Grub’s up – time to chow down!

By Phil Weafer August 01, 2014 Major appliances

With more Kiwis cooking at home and cooking television programmes popular and growing, is everything still piping hot in the cooking and food preparation market? Phil Weafer reports.

To view a PDF of the complete feature as it appeared in Wares magazine, click the download button at the bottom of this page.

According to some recent GfK figures (MAT May 2014), the overall food preparation category has seen a 4% lift in both volume and value. Liquidisers are the fastest growing segment with a 47% increase in sales units and 52% in sales value, while choppers declined by 10% in volume but saw a 15% increase in value.

Set these positives against some concern over increased competition and low-end, entry level products in food preparation and you can see why many brands are working hard at highlighting the quality products that their companies bring to the market. As one supplier said: “we could all get cheap products a dime a dozen but that damages our brand.”



Gauging the market in major appliances, Rudi Niemoeller, Category Manager for Food & Beverage Preparation at Miele ANZ, says the brand is seeing growth at the top end, even with increased competition from the value end of the market. 

“With the plethora of cooking brands competing for the consumer dollar, there are increasing signs of polarisation in the New Zealand market. At the lower end of the price and quality scale, some brands appear to be scrambling to grow volume at the expense of value and margin erosion.”

When it comes to food prep and SDAs, even with the enticing presence of low-end products, consumers are savvier than ever and are looking for real and lasting value. DéLonghi’s Reece Ford sees a number of cheap products on the market but believes this gives suppliers the chance to work with retailers to ensure that the long-term outlook the company has is embraced by retailers and consumers alike.

“When we’re presenting to our retailers, we give them tools to help them understand what it is we’ve done and pass it on to consumers. We’ve done a lot of research to see what people want from us.”

And DéLonghi for one is straying out of the mosh pit: “Why would we undercut ourselves with lower end product?”

Sunbeam’s National Sales & Marketing Manager, Cliff Carr, is another to say that, while the food prep market has been developing strongly and has continued to deliver good or reasonable volume growth, there is pressure on price points. 

Still, Carr has his eyes on the prize and, here as elsewhere, there is reason for optimism thanks to the work being put in: “You have to say at some point the volume is going to catch up and we will start to see a bit of decay there.

"But retailers and suppliers alike are putting an increased focus back into the value of the category. Trying to return a bit of value for each sale is where the prize is.”
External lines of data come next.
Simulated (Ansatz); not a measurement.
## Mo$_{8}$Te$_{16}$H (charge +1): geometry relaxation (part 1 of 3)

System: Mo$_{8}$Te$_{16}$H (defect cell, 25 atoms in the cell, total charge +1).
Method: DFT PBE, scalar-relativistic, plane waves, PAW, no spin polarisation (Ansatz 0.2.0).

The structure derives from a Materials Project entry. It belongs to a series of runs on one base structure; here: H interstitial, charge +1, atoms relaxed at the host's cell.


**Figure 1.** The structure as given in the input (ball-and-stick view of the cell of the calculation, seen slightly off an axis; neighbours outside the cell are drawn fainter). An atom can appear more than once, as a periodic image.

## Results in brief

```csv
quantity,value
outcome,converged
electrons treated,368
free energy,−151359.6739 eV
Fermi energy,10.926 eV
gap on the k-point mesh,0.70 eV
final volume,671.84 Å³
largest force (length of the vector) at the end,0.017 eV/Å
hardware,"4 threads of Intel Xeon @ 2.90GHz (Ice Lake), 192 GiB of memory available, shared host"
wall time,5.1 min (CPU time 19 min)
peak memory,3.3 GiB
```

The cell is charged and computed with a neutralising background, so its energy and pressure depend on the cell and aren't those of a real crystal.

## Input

Traditionally, food preparation and cooking appliances have been aimed at female demographics. This trend is showing few signs of wavering as of yet.

But, with the proliferation of high-profile celebrity chefs and cooking television shows, more and more men can be found in the kitchen cooking. 

Which means targeting male consumers will be front of mind for savvy brands going forward. Sunbeam’s Cliff Carr for one feels that the manner in which some brands have been speaking to consumers has been quite one dimensional and focused on the female side of the market. 

“We see a very strong opportunity to make people stop and think about the performance and the manliness and coolness of the product from a guy’s perspective and get them involved in the purchase.”

Carr points to the male tendency to be product performance-orientated and if suppliers and – if retailers can trade up on this aspect – it will really add value to the category. 

If you look at My Kitchen Rules currently, there is only one all-male pairing on it. But they are leading the charge and guys are looking at it and thinking ‘I could do that’. There is a competitive aspect to it, and we need to focus on men’s insatiable thirst to have a better toy.”

Reece Ford at DéLonghi is another that sees the male aspect of the market growing: “Men are cooking more and more – you look at those cooking shows and men are in every one and it’s definitely influential.”

Ford adds that cooking has become something the entire family is engaging with: “There are more people looking to do things at home rather than spending money elsewhere, homemade goods for instance. If you look at the bigger picture and the economics of things, it makes sense to purchase a higher quality item.”



Cooking appliances have always lent themselves to strong promotional activity and this will continue moving forward. This is something that Miele’s Rudi Niemoeller points towards when speaking about the company’s planned promotional activities. 

“Miele has planned a range of seasonal campaign activities which are aimed at rewarding consumers and supporting retailers for selecting complete ‘single-brand’ Miele packages. This will further be supported by dedicated marketing activities and targeted demonstrations in the Miele Centre Auckland, aimed at driving more consumers into the store and ultimately leading them to resist the temptation to compromise on a lesser product offering.”

That’s major appliances, but what about food prep products? The aforementioned My Kitchen Rules TV programme has proved to be a runaway success since it first aired on television here (see sidebar on the previous page) and the Australian programme has born particular fruit for Breville. 

Managing Director Brett O’Neill says this has been a very successful venture for Breville: “We are the exclusive small appliance brand on My Kitchen Rules Australia currently screening on TV2. Breville premium food preparation products are used by all MKR contestants and other Breville food preparation products will feature product sponsorship to be announced soon.”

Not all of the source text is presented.